WMD : a scalable Web-malware detection system

In the last decade, due to the massive growth of the Internet, attacks based on the web have become a huge threat. Billions of users access the Internet every day visiting various and different websites without knowing that a compromised or malicious website could exploit vulnerabilities in their browser or device to gain control of their system. Because of the popularity of the Internet and outdated devices or browsers, there is a long successful history of websites exploiting unsuspecting users in the wild just by making them visit a webpage. Usually, web malware leverage bugs or features inside a browser JavaScript API to compromise the host client. Through the years, attackers evolved their malware from simple static JavaScript to more complex techniques including obfuscation, detection evasion, and complex browser exploitation. This work proposes a scalable system to identify web malware with the hypothesis that web malware interacts with the client browser, network, and OS in an unusual way. We created a system that can show in detail the malicious features that we extracted, and the scores used to judge a website. We reviewed different websites offering web malware detection and they do not give many explanations on their detection process. Finally, in this work, we performed a scan of almost 4 million websites to detect malware accessing private network addresses. Some devices connected to a private network, such as home routers or IoT devices, may assume that only the authorized people have access to the network. This assumption is not always true since a webpage in a browser can access the private network, and a web malware could leverage this to be able to target devices connected to the private network.

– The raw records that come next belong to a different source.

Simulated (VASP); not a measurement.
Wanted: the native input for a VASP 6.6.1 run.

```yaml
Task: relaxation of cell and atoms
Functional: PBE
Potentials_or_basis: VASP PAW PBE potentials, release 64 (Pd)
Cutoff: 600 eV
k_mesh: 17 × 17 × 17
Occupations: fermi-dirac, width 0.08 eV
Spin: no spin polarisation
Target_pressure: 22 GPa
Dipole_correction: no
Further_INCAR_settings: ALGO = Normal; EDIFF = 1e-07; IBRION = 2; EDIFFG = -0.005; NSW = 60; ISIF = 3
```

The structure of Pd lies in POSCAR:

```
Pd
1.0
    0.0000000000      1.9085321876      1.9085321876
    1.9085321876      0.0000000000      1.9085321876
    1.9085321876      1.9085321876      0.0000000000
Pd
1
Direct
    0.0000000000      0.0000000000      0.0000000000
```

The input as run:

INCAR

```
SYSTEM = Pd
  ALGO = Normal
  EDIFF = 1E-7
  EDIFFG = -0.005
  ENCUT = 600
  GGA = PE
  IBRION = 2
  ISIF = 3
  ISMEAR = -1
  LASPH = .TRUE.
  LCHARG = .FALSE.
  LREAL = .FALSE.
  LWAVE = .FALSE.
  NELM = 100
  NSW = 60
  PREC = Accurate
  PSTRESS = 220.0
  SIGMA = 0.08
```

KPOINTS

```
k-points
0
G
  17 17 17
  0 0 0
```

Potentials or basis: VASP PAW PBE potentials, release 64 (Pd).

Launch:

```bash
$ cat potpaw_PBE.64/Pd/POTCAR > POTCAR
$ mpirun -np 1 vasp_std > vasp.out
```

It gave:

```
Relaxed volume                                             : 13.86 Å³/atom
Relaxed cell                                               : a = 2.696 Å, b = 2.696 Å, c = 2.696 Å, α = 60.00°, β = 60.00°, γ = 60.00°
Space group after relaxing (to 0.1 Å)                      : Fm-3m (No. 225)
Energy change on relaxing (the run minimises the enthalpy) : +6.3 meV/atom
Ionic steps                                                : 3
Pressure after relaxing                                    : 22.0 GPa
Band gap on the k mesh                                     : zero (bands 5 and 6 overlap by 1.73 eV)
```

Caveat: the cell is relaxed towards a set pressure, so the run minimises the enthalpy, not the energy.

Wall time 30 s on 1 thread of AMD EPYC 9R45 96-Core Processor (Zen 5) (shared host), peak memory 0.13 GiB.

Nell'ultimo decennio, a causa della massiccia crescita di Internet, gli attacchi basati sul web sono diventati un'enorme minaccia. Miliardi di utenti accedono ogni giorno a Internet visitando siti web senza sapere che un sito web compromesso o dannoso potrebbe sfruttare le vulnerabilità del proprio browser o dispositivo per ottenere il controllo del proprio sistema. A causa della popolarità di Internet e dei dispositivi o browser obsoleti, esiste una lunga storia di successo di siti web che danneggiano gli utenti semplicemente facendogli visitare una pagina Web. Di solito, il malware web sfrutta bug o funzionalità all'interno di delle API JavaScript del browser per compromettere il sistema dell'utente. Nel corso degli anni, gli aggressori hanno migliorato il loro malware e da semplice JavaScript statico ha malware più complessi grazie a tecniche tra cui l'offuscamento, l'evasione del rilevamento e lo sfruttamento di vulnerabilità del browser. Questo lavoro propone un sistema scalabile per identificare il malware web con l'ipotesi che il malware web interagisca con il browser, la rete e il sistema operativo in maniera insolita. Abbiamo creato un sistema in grado di mostrare in dettaglio le funzionalità dannose e i punteggi utilizzati per giudicare un sito web. Abbiamo esaminato diversi siti web che offrono il rilevamento di malware web e non forniscono molte spiegazioni sul loro processo di rilevamento. Infine, in questo lavoro, abbiamo eseguito una scansione di quasi 4 milioni di siti Web per rilevare malware che accedono a indirizzi di rete privati. Alcuni dispositivi collegati a una rete privata, come router domestici o dispositivi IoT, possono presumere che solo le persone autorizzate abbiano accesso alla rete. Questo presupposto non è sempre vero poiché una pagina web in un browser può accedere alla rete privata e un malware web potrebbe sfruttarlo per poter indirizzare i dispositivi collegati alla rete privata.